Let me start this post by wishing each of you a very Happy Thanksgiving. I have many things to thank God for and want to say how much I appreciate you for taking your time to read thoughts I share and for all your support. May God bless you!

I’m going to offer a brief introduction today to corporate stock buybacks and will continue it next time. My posts on this theme certainly won’t comprehend the theme of buybacks but hopefully will be useful commentary.

Companies authorize a certain (maximum) number of common stock shares that can be issued into the market. Rarely are all shares authorized for issuance actually issued. Companies want to authorize enough shares to provide for future equity capital raises, if needed. At the time authorized shares are issued, they are also referred to as “outstanding.” Outstanding shares can be repurchased. Repurchases or “buyback” are very common and generally viewed favorably by stockholders.

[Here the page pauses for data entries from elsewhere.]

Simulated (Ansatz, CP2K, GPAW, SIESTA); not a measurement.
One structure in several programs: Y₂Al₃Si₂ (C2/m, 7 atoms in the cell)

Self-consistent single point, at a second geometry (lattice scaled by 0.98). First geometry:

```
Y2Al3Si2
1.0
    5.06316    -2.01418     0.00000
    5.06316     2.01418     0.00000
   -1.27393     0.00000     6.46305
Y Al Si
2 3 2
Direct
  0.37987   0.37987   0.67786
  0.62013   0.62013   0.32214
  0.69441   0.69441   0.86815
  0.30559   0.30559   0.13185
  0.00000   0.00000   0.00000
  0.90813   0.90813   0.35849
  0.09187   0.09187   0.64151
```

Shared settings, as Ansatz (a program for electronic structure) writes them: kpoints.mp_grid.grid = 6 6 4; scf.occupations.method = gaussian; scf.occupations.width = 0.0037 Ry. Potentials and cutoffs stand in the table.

There are a number of reasons why companies may repurchase shares and in the next post, I’ll introduce some of that discussion. The simple point of this post is to briefly describe the nature of share buybacks. Share buybacks serve to reduce the number of outstanding shares. Shares that are bought back can be retired or they can put in the corporate treasury.  When repurchased shares are retired they not only are reduced from the outstanding share count but also reduced from the issued number of shares. When repurchased shares are placed in the corporate treasury, they are not retired and are referred to as “treasury shares.” While treasury shares are reduced from the outstanding share count, they remain a part of the issued share count.